Dreams of retirement

My wife thinks I'm crazy. Today I sat down for a long, hard look at what retirement might look like. Questions like:

  • When is the earliest I can realistically retire?
  • What might our expenses look like when retirement becomes an option?
  • What commitments are necessary to realise my earliest possible date?

Given my current circumstances and trajectory, I am looking at putting in another… 22 years. With the demographic shifts taking place (more old people) there is also the very real possibility that the earliest possible retirement age for my generation will be bumped up by a few years by the time I reach 62.

Let's take an optimistic stance and say I'm on the hook for another 25 years.

That is… a lot of years.

I've been working since the middle of my teens. Even counting those part-time years where I was a student first and foremost, and an employee second, I've not even reached the halfway point.

Only in 2012 did I begin working full-time. 13 years ago. A long time. It seems like forever. Yet only half of what remains.

"I never even think about retiring," my wife told me, before stating that "it's kinda sad that you're spending so much thinking about it."
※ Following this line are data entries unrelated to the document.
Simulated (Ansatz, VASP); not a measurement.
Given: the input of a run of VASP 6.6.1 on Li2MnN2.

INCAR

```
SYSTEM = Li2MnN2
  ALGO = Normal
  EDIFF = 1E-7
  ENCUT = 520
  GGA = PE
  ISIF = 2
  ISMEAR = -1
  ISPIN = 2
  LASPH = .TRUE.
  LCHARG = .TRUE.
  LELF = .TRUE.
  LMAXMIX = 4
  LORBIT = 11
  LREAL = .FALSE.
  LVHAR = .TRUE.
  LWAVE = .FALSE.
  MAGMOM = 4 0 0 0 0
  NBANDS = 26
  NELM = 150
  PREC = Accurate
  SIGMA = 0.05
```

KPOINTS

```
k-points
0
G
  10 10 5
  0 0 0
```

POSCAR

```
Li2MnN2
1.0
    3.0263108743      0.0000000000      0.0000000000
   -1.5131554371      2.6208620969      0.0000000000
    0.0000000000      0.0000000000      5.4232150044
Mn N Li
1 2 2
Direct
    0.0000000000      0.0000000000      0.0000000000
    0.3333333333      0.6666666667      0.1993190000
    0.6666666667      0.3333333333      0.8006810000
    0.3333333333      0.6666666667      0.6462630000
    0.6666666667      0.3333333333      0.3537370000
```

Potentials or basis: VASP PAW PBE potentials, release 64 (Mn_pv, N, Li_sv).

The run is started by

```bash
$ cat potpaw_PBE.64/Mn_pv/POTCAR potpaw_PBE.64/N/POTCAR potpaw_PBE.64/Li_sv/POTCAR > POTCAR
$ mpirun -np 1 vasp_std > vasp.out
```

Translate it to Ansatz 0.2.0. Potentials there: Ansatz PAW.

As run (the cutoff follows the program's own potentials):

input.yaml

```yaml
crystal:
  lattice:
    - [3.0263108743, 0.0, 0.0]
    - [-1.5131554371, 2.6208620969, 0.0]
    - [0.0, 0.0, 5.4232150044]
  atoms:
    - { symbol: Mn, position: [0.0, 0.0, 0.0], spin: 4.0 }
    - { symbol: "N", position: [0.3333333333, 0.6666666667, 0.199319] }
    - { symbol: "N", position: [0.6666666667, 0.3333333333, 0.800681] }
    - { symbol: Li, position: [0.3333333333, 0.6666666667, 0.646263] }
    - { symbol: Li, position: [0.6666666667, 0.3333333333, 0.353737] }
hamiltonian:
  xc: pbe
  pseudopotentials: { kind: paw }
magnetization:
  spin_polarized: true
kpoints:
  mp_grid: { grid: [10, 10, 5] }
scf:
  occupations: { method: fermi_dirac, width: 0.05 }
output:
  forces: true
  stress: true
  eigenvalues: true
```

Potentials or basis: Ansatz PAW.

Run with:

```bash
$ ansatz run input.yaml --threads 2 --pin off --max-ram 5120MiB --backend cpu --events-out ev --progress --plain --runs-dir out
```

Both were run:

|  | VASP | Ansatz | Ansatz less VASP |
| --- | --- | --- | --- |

And I agree. But, of the two of us, I don't think I'm the odd one.

For a big part of these last 13 years, I thought otherwise.

That I was indeed the oddball. Someone who couldn't adapt and adjust and accept the realities of the modern world. The worst of those days still echo in my mind. Dreading every minute of it. Seeing everyone else around me looking normal and well-adjusted. Wondering if they could see through me. Spot that I was just faking it. Barely scraping by.

"I don't mind workin', but I'm scared to suffer"

A line from the song "All or Nothing" by Tom Petty and the Heartbreakers

When I look forward to retirement, I'm not envisioning a life of sitting inside and surfing the web or watching TV. I dream only of spending my days on the things that excite me.

Every day I want to run. I want to read books. I want to study Norse mythology and mid- to late antiquity. I want to talk to people who might need someone to talk to. I don't want to be paid to do it, because I think that inherently changes the dynamics of any conversation. I just want to sit with people and hear what they have to say. I want to spend time outside. In my backyard and in the local forests and in a tent for days on end on a mountain in the middle of nowhere. I want to spend more time with my kids.

Honestly, I not entirely sure what I want to say with this post. I'll probably never publish it. I've written down similar thoughts countless times before. It's just unproductive fantasizing. Disillusioned daydreams. If I want a different life, I need to find a way from here to there within the constraints of the real world.

And yet…

Deep down, there's a whisper. It claims everything starts with a disillusioned daydream. That the mere idea of unproductive fantasizing is a by-product of "the system" or whatever. The thing that almost drowned me.

We all need to pay the bills. Shelter and sustenance, and enough to pay for the overhead required to acquire the necessary income stream. Perhaps the only way for me to a life where I can spend the bulk of my days doing the things that excite me is to put in my remaining 25 years.

Or maybe, just maybe, the path to another way begins with a disillusioned daydream. I'll post an update and let you know 25 years hence.